Gardener chooses plants over family
Jeanne Phillips www.DearAbby.com September 20, 2012 6:50PM
Updated: October 22, 2012 6:02AM
Dear Abby: I am a 31-year-old wife and mother. My husband, “Jake,” works 40-plus hours a week, while I am a stay-at-home mom.
In the evenings and on weekends, Jake does yard work or works in the garden. I’m with our daughter all day, every day, and he expects me to watch her while he’s outside working. I dislike yard and garden work and don’t like being outside. I also have health/physical issues that keep me from being as active as I would like. Every weekend I feel my resentment and anger growing over this issue.
Jake says it is necessary for us to have a garden, and I agree. But why must I have all the responsibility of caring for our daughter? I’d like it if Jake would stay in with us and give up on some of the outside activities. What do you suggest?
Second To A Shrub In Oregon
Dear Second To A Shrub: While tending to the yard and the garden may be necessary, it is also very important for your husband to devote some time to nurturing his relationship with his daughter. You should not be saddled with all the child care responsibilities 24/7. Marriages are like gardens. If they’re not given care and feeding, they will wither as yours appears to be doing.
Dear Abby: I’m engaged and being married soon. I have always had very close non-romantic relationships with males. People told me that when I fell in love with someone it would be easier to let my male friendships fall by the wayside. These friendships are the ones I prefer now more than ever.
I love my fiance and he has been incredibly understanding about this, but I can tell it upsets him. I have been known to talk all night with friends, especially when I’m overwhelmed. My fiance is hurt that I don’t come to him.
Do I need to eliminate these friendships for the sake of my husband-to-be? Is it inappropriate for me to have close male friends after I’m married?
Dear Prefers Men: Why are you presenting this as all or nothing? It’s not. Nor is it inappropriate for you to keep close male friendships after you marry.

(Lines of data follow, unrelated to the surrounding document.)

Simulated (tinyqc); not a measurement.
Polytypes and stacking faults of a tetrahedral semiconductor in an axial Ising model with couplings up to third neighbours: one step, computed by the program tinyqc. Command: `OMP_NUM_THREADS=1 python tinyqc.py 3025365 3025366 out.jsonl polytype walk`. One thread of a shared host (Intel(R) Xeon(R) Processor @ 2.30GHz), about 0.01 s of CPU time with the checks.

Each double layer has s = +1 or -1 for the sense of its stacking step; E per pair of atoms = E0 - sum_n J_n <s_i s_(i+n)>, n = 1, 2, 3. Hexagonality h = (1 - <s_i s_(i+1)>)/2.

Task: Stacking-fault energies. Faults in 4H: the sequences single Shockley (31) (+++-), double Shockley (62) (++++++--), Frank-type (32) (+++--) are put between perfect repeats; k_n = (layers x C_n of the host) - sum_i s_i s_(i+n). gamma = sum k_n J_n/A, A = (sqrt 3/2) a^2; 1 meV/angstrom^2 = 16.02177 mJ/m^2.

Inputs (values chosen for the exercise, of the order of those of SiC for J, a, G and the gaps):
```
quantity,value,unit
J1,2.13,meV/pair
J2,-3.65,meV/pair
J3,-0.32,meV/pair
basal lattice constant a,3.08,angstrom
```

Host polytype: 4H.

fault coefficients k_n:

However, I do think some behavior modification is in order. The first thing you should do is cut out the all-night dump sessions with these men.
The man you marry should be your BEST friend and the person you go to first to express your concerns when you’re overwhelmed. This is part of intimacy, and he may be feeling hurt and shut out because you are denying that to him.
He may have concerns of his own that he’d like to discuss with you. Being on the phone all night talking to someone else is really neglectful of the man you love.